The figures behind the decision sharpen why the sanction matters now: Temu serves 92 million users across the 27-nation EU, and the commission found the company “failed to identify, analyze and assess the systemic risks of illegal goods for sale on the platform.” The fine is the second issued under the three-year-old Digital Services Act; Brussels imposed a $120 million penalty last year on the social media site X.
Virkkunen pushed back against what she described as formal compliance that did not match reality. “Risk assessments are “not box‐ticking exercises,” she said, adding that “Temu’s risk assessment underestimates concrete risks, lacks specificity, is not grounded in solid evidence, and is not comprehensive.” Those omissions, the commission concluded, left consumers exposed to potentially dangerous products.
Temu rejected the ruling. The company said it considered the decision “disproportionate” and said it “and does not reflect the current state of our systems.” Temu added that “Temu engaged constructively with the Commission throughout the process and has since taken further steps to strengthen risk assessment, platform governance, and user protection.” The company’s parent, PDD Holdings Inc., also owns the Chinese e-commerce site Pinduoduo.

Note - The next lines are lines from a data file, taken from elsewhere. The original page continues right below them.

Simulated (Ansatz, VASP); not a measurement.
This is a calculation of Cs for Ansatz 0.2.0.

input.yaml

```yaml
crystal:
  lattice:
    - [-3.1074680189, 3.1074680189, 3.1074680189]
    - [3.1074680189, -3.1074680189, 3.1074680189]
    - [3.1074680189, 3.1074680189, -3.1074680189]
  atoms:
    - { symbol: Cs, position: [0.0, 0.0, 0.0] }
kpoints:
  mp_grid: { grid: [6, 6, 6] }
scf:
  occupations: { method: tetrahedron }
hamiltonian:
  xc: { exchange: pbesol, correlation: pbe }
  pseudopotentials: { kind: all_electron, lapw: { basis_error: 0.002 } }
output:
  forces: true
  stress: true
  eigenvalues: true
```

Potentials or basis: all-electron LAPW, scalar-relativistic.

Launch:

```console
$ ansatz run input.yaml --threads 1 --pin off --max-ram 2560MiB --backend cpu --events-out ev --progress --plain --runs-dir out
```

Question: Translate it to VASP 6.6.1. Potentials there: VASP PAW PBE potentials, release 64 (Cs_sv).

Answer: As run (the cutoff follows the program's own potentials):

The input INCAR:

The fine is tied to the commission’s first DSA evaluation of Temu in 2024. That evaluation, regulators said, found systemic failures rather than isolated incidents — a critical distinction because the Digital Services Act requires large online platforms to identify and mitigate systemic risks to users, not merely react to individual bad listings.
Regulators gave Temu until the end of August to submit an action plan detailing how it will remedy the problems the commission flagged. If Temu fails to comply, the company could face additional daily, weekly or monthly fines — penalties that can quickly exceed a one-off charge and force rapid operational change.
The case exposes a familiar tension in digital commerce: platforms that scale quickly and attract tens of millions of users can be hamstrung by legacy vetting and risk processes. Temu is popular for low-priced goods shipped from sellers in China, and the commission’s mystery shopping suggested that appeal has come with safety trade-offs for buyers in the EU.
For now, the enforcement action puts the onus squarely back on Temu. The commission has set a calendar and the law gives it tools to escalate if fixes are insufficient. In the words of Virkunnen, the question is no longer theoretical: the company must move beyond paper promises to show concrete, verifiable protections or face growing penalties under the DSA.